Status report! I had been a little haphazard about putting in our lists all the mammals that DF already includes, and many of the fish and insects hadn't been covered yet either. They're all listed now. Also I noticed that the
stingray family had somehow gotten mostly overlooked before, so I fixed that up.
The next thing I'll be working on, when I get a chance, is reorganizing
rodents, which are just one giant group right now. After that I'll be back to bony fish and maybe insects.
Birds are still a ways from being done, and
arachnids are going to need some major reorganization and expansion.
Snakes are also a little sparse.
Firstly, XML will not be necessary here, since we can include any necessary metadata in comment lines.
Yeah, any kind of comments would work, I just mentioned XML for ease of parsing.
Also, geographical metadata would not be enough, even combined with the taxonomic classifications. For example, we may decide that five frogs in a family are redundant with each other, but the sixth should always be included because of its distinct poison. We would need a system that would allow a program to identify the five frogs and select two of them for inclusion, and always include the sixth. Even worse, there will be cases where a group of redundant creatures include some family level entries and some genus level entries.
We could add our own redundancy groups to the raws in comment lines. If we added a line containing '*normal_frogs' to the raws of the redundant frogs, a program could easily identify them, group them, and randomly choose which to include in the final raws without a geographical identifier.
How does that sound?
I have a couple objections:
- One of our stated criteria for including creatures in the Ark Project at all is that they shouldn't be redundant with each other. Sure, some of them are more interesting than others, but we already have a hard enough time making the binary decision of whether to include them or not.
- Right now, creatures are grouped in one straightforward and easily comprehended way -- a taxonomic tree. Groups that cross taxonomic lines ('*normal_frogs') would be difficult to work with -- there wouldn't be any way to see, at a glance, what groups exist and what creatures are in them.

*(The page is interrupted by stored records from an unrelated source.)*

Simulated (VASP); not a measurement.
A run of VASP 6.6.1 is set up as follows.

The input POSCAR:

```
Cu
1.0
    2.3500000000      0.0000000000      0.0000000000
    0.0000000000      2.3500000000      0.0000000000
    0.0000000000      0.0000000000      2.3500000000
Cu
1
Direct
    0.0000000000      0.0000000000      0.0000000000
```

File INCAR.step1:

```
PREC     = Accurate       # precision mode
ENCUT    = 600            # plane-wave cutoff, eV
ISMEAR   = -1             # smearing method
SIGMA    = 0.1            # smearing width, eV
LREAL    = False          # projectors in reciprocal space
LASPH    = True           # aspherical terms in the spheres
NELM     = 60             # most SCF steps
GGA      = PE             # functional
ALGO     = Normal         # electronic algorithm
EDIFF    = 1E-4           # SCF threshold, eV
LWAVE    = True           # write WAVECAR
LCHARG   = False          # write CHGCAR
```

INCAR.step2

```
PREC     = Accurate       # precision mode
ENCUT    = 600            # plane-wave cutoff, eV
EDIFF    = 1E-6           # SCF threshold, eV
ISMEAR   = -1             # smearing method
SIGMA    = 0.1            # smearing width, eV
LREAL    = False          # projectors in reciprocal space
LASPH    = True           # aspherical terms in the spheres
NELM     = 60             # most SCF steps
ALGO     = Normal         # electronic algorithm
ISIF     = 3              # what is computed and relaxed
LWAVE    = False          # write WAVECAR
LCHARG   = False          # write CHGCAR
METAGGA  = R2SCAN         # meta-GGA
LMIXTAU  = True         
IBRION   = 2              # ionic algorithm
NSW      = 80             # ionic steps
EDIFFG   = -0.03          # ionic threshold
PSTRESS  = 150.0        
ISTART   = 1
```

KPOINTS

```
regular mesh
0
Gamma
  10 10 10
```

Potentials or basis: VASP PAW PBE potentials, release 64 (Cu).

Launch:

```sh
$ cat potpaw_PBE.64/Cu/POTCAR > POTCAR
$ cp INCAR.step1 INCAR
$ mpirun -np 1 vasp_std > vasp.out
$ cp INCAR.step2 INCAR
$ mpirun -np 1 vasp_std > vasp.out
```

- Since the groups would be inherently built around whatever animals we currently have, adding new animals later would be a pain at best, and could potentially require that the groups be totally restructured -- and restructuring could mean removing strings from dozens or hundreds of creatures. It's not flexible at all.
- I don't see a reason why certain creatures should always be guaranteed. Every continent has plenty of fascinating animals to go around.
#2 is also true for geographical data, but it's only a real problem when #1 and #3 come into play.
A similar system could be used for the dialect problem discussed before:
[PREFSTRING:coloration] *en-US
[PREFSTRING:colouration] *en-UK
The compiler would include only one of the two lines.
I'd prefer to avoid redundant data of this kind if possible. Prefstrings aren't so bad, but it would get ugly with the description tag.
Early in the thread I found some utilities for automatically doing the American-British conversion. If those work, they're the cleanest option for us by far, but nobody seems interested in checking them out.